I read this collection because I’m a huge fan of Alison Whittaker’s literary criticism, and also she was one of the writers highlighted in a recent talk by Maria Tumarkin as possessing a certain “wildness”, a sense of never knowing where her writing will go. It is a very apt description.
In blakwork we find a collection of poems and other types of writing broken into chapters, most titled for different kinds of work. So there is “workwork”, centred on things we think of as jobs, “groundwork”, perhaps about land; “bloodwork”, genealogy; and “heartwork”, about children and love.
The collection begins with a chapter called “whitework” and a poem called “blakwork”, which offers a definition of the term as:
Soothing re-/-conciliation./That dawdling off-trend meme,/white guilt. To survive among it; well,/it’s naff to say, but compul-/-sory to do.

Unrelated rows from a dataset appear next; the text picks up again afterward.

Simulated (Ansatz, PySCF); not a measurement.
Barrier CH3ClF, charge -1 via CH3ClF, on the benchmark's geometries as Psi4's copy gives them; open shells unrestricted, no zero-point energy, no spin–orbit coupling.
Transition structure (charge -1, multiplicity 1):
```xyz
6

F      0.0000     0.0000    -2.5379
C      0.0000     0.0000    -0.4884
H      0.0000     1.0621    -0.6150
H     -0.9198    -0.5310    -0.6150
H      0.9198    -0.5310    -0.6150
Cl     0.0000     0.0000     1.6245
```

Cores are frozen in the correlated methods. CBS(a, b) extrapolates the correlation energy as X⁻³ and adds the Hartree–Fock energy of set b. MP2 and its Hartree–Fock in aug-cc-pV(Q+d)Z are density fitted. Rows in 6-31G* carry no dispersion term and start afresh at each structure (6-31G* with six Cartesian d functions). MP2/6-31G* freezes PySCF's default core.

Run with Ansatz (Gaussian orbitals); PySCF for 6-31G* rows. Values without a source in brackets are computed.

It feels like a warning shot: Indigenous people are done with doing work that makes white Australians feel better, even if they are constantly asked to do so. Later “blakwork” will be complicated by the series of poems under the chapter of the same heading, one offering what is perhaps an affirmation and awakening, “you are inevitable, ahead/of unpredictability”. Like all the poems in this collection, meanings multiply, perspectives shift, and I am on particularly uncertain ground as a white Australian. I’d urge you to read two great reviews from Indigenous writers at The Lifted Brow and the Sydney Review of Books.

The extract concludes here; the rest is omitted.